Grasshopper 3D

Grasshopper is a visual programming language developed by David Rutten at Robert McNeel & Associates,^[1] that runs within the Rhinoceros 3D computer-aided design (CAD) application. Programs are created by dragging components onto a canvas. The outputs to these components are then connected to the inputs of subsequent components.

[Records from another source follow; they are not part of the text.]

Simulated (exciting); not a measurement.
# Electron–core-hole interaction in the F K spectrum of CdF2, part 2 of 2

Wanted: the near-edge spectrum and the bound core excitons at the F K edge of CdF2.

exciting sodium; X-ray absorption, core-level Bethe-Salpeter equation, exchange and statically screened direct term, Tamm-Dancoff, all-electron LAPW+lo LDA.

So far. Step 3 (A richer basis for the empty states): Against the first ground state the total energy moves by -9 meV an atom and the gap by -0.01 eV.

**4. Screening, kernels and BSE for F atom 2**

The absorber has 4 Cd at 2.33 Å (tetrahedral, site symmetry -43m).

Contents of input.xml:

The first version of Grasshopper was released in September 2007, and titled Explicit History. Grasshopper has become part of the standard Rhino toolset in Rhino 6.0 and later.^[2]

Applications

Grasshopper is primarily used to build generative algorithms, such as for generative art.^[3][4] Many of Grasshopper's components create 3D geometry.^{[ex 1]} Programs may also contain other types of algorithms including numeric, textual,^{[ex 2]} audio-visual^{[ex 3]} and haptic applications.^{[ex 4]}

"Popular among students^{[5][6][7][8][9][10]} and professionals,^[11][12] McNeel Associate’s Rhino modelling tool is endemic in the architectural design world. The new Grasshopper environment provides an intuitive way to explore designs without having to learn to script."^[13]

— AEC Magazine

User Interface

The Find Dialog displaying metaball outlines around search results

Grasshopper features an advanced user interface. The main window consist mainly of the component 'palettes' and the 'canvas'. Since Grasshopper is a plug-in to Rhinoceros 3D, the layout of the main window is kept minimal.

GUI elements include:

• Component Palettes - All installed commands appear within component palettes, with each group of commands in one tab. Additional component palettes may be installed with various grasshopper add-ons. Commands are dragged out of these palettes onto the canvas.
• Node Based Editor - Programs are edited in grasshopper using a node-based interface. Components are dragged out of palettes, and placed onto the canvas. Each component node represents a certain function, with input and output pins. Pins can be interconnected to form programs.
• Zooming User Interface - Some objects drawn on the canvas adjust their display based on the zoom-level. This results in a less detailed view when zoomed out and additional information when zoomed in.
• Find Dialog - The search function lists both exact and similar matches. The Find dialog provides both textual and spatial feedback regarding the search hits. Objects are highlighted on the canvas by a Metaball outline and arrows on the dialog point towards the location of the search results.
• Color Picker - The in-built color picker supports and displays color values and transparency values.
• Command Prediction - A Markov chain database is maintained of all the add actions of the user. This enables Grasshopper to predict with a reasonable level of accuracy which command(s) will be called upon next.
• Multi Document Interface - The multiple document interface menu contains small preview images of the documents currently open
• Recently Used Documents - The MRU menu maintains not just a large collection of previously used documents, but also checks each file for availability. Files which are no longer present on the system are shown greyed out. In addition, the history of the MRU is categorized into distinct period such as "Just Now", "Today", "Thursday" and "Last Week".

Node based editor

The main interface for algorithm design in Grasshopper is the node-based editor. Data is passed from component to component via connecting wires which always connect an output grip with an input grip. Data can either be defined locally as a constant, or it can be imported from the Rhino document or a file on the computer. Data is always stored in parameters, which can either be free-floating or attached to a component as input and outputs objects.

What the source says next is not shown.